Focus group participants at Gallery 114
For much of my life, I've been designing things for other people. As a kid, I drew ladies in gowns, designed board games and even designed and sold soft sculpture pins. My first career choice was designing costumes and from there I designed apparel for people with special needs. It wasn't until this new century, around 2000, that I realized there was a formalized process to understand if people would want those designs, but all along I was gathering feedback to know what to make more of or how to alter my designs.
For the last 12 years or so, my sewing machine was in mostly hibernation, but its siren call got loud enough this summer to bring me back. I started to design a line of coats and accessories out of polar fleece, the Northwest's favorite fabric. I'm a one woman shop, but I sewed up four sample coats and a range of accessories in short order, excited to get them manufactured and hopefully sold at craft markets and on Etsy. Before manufacturing a short run, I wanted to see - do people even like the designs? Do the coats fit? Are the scarf designs appealing?
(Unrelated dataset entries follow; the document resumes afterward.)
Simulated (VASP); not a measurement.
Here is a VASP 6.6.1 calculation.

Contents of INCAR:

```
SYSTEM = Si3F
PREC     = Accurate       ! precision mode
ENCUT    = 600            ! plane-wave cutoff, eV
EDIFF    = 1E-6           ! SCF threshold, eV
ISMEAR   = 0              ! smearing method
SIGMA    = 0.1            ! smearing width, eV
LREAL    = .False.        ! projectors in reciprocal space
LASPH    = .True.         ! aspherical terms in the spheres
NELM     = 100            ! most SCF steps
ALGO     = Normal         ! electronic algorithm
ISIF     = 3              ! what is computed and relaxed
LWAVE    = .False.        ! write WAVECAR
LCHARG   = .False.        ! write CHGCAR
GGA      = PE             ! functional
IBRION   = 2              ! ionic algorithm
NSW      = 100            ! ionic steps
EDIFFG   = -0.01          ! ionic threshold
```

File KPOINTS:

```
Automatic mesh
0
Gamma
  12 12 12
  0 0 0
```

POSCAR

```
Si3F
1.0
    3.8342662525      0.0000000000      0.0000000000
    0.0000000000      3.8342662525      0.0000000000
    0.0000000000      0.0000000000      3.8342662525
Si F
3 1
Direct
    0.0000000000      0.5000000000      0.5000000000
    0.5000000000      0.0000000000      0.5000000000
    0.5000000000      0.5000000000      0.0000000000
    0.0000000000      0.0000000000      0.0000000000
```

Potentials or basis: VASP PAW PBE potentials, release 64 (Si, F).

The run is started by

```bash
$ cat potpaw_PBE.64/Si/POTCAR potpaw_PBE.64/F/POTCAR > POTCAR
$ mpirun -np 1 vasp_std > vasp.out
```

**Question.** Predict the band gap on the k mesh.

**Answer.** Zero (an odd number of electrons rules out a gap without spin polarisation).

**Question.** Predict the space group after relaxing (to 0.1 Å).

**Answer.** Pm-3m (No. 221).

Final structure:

It took about a week to put together a focus group. Because I have a wonderful Portland network, people showed up for the promise of a fun evening and some appetizers, and two lucky winners got to take home samples. An amazing colleague loaned me her beautiful gallery space, and we were off.
The evening was planned as a formal focus group (although I did break my own cardinal rule of researching your own designs) complete with a get to know you exercise, surveys and a frank conversation as a wrap up. It was rewarding to see others touch, use and try on the items, but it was their candid feedback, seeing the fit first-hand and discussing the emotions around apparel that was so valuable. Like all of you, I sit in my office, coming up with designs and ideas (if I like them, surely someone else will). But, this group proved, once again, that not everyone is like me in fit, taste or lifestyle.  
Although there were many take-aways, the biggest learning was that it is not time to manufacture! There is a fit issue that needs to be addressed. Even for this little company, that saved me thousands of dollars in materials and apparel that would have been wasted on items that don't fit right.
So, I encourage you, whether you are in a large company or small, to find the time and budget to gather consumer insights. Research spans from surveys to a small local focus group to multiple in home visits across the globe. Whatever size you have time and budget for, its value should not be ignored. As Mark Twain succinctly said, “supposing is good, finding out is better.”